Foreign Keys and Performance in a Microsoft Fabric Warehouse

Problem

In late 2024, I noticed a comment on the Microsoft Learn site stating that foreign keys could improve query performance on tables in a Fabric warehouse. That claim immediately caught my attention. I wanted to answer a simple question: Do relationships help, hurt, or have no effect when added to tables in a Fabric warehouse?

Let’s get more specific—do foreign keys improve query performance when reading data (not loading)? In other words, do they make queries run faster?

Before reading further, take a guess! What do you think will happen? Drop your answer in the comments, or just make a mental note before we dive in.

Solution

In this article, I will explore Microsoft Fabric performance effects of adding relationships to tables in a Fabric warehouse. We’ll start by looking at how to add relationships using T-SQL. Next, we’ll create two tables and load one billion rows. Then, we’ll add some relationships. Finally, using our trusty Query Insight view, we’ll determine what sort of effect they produce.

By the end of this article, I’ll answer the big question: Do foreign key relationships make queries run faster in a Fabric warehouse?

Foreign Keys

Foreign keys have long been a staple in databases, primarily serving as a data integrity tool rather than a performance booster. Like any constraint, they add overhead when inserting, updating, and deleting rows in a table. However, we’re often willing to accept that overhead in exchange for the certainty they provide in maintaining data integrity.

If you’re staring down a database with hundreds of tables and need to purge data, you’ll hope those foreign keys exist.

Foreign Key Performance Boost

In SQL Server, you can experience join elimination using foreign key constraints. Grant Fritchey covered this on his ScaryDBA blog. Also, Bert Wagner recorded a terrific YouTube video titled “What’s Join Elimination?”

Put simply, it’s when SQL skips scanning tables that aren’t needed without affecting the results. For example, if you join Table A to Table B only as a stepping stone to reach Table C, SQL Server may eliminate Table B from scanning if it determines Table B is unnecessary. However, if you need to retrieve any columns from the skipped table, elimination does not occur.
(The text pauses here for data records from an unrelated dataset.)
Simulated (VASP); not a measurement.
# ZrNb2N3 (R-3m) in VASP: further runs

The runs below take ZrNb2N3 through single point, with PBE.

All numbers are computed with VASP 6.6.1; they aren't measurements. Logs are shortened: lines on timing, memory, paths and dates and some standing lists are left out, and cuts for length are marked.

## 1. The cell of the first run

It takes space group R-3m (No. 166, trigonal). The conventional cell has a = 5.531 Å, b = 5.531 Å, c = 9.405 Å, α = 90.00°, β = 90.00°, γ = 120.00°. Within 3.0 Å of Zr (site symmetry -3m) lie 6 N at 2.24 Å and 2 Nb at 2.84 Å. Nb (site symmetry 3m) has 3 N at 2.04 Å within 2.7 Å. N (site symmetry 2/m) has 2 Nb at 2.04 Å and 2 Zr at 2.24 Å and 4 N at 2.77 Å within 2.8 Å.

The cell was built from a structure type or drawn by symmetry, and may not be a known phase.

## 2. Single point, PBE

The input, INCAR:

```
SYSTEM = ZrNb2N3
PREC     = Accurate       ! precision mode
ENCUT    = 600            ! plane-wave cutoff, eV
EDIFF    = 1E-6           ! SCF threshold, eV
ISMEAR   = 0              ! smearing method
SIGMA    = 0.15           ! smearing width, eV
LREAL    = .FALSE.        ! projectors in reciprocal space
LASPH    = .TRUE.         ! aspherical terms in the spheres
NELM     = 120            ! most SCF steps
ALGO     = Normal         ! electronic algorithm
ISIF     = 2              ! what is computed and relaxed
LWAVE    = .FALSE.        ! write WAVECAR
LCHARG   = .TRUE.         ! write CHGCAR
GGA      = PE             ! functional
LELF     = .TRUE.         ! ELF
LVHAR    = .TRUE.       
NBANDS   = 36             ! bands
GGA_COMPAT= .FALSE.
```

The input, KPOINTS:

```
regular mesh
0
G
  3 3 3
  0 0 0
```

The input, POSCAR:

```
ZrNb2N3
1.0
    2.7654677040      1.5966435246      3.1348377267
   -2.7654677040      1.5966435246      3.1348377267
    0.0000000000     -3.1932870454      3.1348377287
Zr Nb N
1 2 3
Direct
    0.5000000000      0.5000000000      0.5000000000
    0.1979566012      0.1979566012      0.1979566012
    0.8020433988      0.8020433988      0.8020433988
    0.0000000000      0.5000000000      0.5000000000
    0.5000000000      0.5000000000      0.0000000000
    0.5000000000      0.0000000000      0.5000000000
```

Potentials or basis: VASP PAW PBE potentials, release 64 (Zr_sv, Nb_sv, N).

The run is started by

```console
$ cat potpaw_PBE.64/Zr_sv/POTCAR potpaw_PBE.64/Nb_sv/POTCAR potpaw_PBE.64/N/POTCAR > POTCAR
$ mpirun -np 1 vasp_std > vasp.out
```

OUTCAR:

Beyond join elimination, I’m unaware of any further performance boost that foreign keys provide.

Foreign Key Relationships in a Warehouse

One big difference between foreign keys in a Fabric warehouse and a system like SQL Server is that you can’t enforce them when creating one. You need to use the NOT ENFORCED keyword like in the code below:

-- MSQLTips.com
 
ALTER TABLE Orders
   ADD CONSTRAINT FK_Orders_CustomerId 
   FOREIGN KEY (CustomerId) 
   REFERENCES Customers (CustomerId) 
   NOT ENFORCED;
GO

You might then be asking: What are they good for?

The main benefit seems to be helping the default semantic model understand how tables are related. The default semantic model sits between the raw tables in the warehouse and an analytics tool like Power BI. If you define relationships in the warehouse, Power BI automatically detects and applies them when using the semantic model. In other words, defining relationships is kind of like having a built-in ERD or road map. If you’ve worked with Power BI and a massive database, you know it’s sometimes difficult to establish relationships; having those in place is handy.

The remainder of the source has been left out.